Now – about every other guy on this site, participates in a couple of tastings (with or without rating purposes) a year. So, in itself, it isn’t very interesting that yours truly also figured at one last weekend. However, there is one good reason I ought to talk about it to you, and no, it hasn’t anything to do with the number or the quality of the beers. The last ranged from middling to excellent, and the number was, to all the Dr. Bill fans, not to mention our Danish crew, very modest.
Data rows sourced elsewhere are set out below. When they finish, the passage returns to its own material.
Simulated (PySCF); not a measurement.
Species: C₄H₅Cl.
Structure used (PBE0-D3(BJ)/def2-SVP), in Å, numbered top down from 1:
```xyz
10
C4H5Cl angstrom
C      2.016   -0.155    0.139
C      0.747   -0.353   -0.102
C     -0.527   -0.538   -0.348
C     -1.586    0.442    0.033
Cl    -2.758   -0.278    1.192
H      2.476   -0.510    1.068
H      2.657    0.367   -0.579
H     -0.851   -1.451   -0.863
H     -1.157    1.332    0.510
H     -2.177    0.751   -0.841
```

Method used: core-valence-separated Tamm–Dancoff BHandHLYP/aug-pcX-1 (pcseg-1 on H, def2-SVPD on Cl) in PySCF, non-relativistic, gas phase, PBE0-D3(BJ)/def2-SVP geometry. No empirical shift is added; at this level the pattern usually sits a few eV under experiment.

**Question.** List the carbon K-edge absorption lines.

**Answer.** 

If one would assemble a “Newbie FAQ” page for raters and/or tasters, one inevitable FAQ would be: “ In what order do I bring forward the selected beers?” And truly, that is not a totally straightforward pattern. There is the obvious ABV, but mouthfeel and final gravity also make for a point – as with darker beers, usually appearing stronger and fuller than pale beers. And lastly, there’s the power of very hopped, spiced beers – or the overpowering force emanating from smoked malts, Brettanomyces or lactic acid.
Here is why I give you this write-up: CK had managed a near-perfect structuring of the tasting. It began with the “starter” beers: a trio of Dutch beers (Wit, Dubbel and StormBock) from Texelse. These were meant, as CK expressed it, for entertaining the early arrivals until the group proved complete. Now neither the Dubbel nor the Bock could be called exemplary for chapters “weak & light”, but yet they functioned well.
They came in small bottles (as opposed to most of the New World entries, later) and all were, flavourwise, in the neutral-to-sweet segment: a taste that is easily washed away by more characterful offerings. CK had the temerity to start off the real tasting with sour, lambic-type beers, next. Usually, that is lethal to other beers to follow. But as you’ll see, he rounded that cliff admirably.
The beers in question were a trio from Iron Hill: Lambic, Kr”ei”k, and Framboise de Hill . (PS: the spelling of the cherry beer earned some remarks, but others soon pointed out that the English way of pronouncing a word as “ Keith ”, perfectly resembles the sound in the Dutch word “ Kriek ”. One Framboise can hide a next one. If “ Framboise Triple ” misses all the strong bugs from the sour ales, it has 2½ % ABV extra to offer. Mind you, when the brewery calls itself Les Frères Houblon, one is entitled to wonder what those brothers think hops might well be. There were none detectable, anyway. And then, the label so proudly spoke of the quality of the fruit added… Too bad!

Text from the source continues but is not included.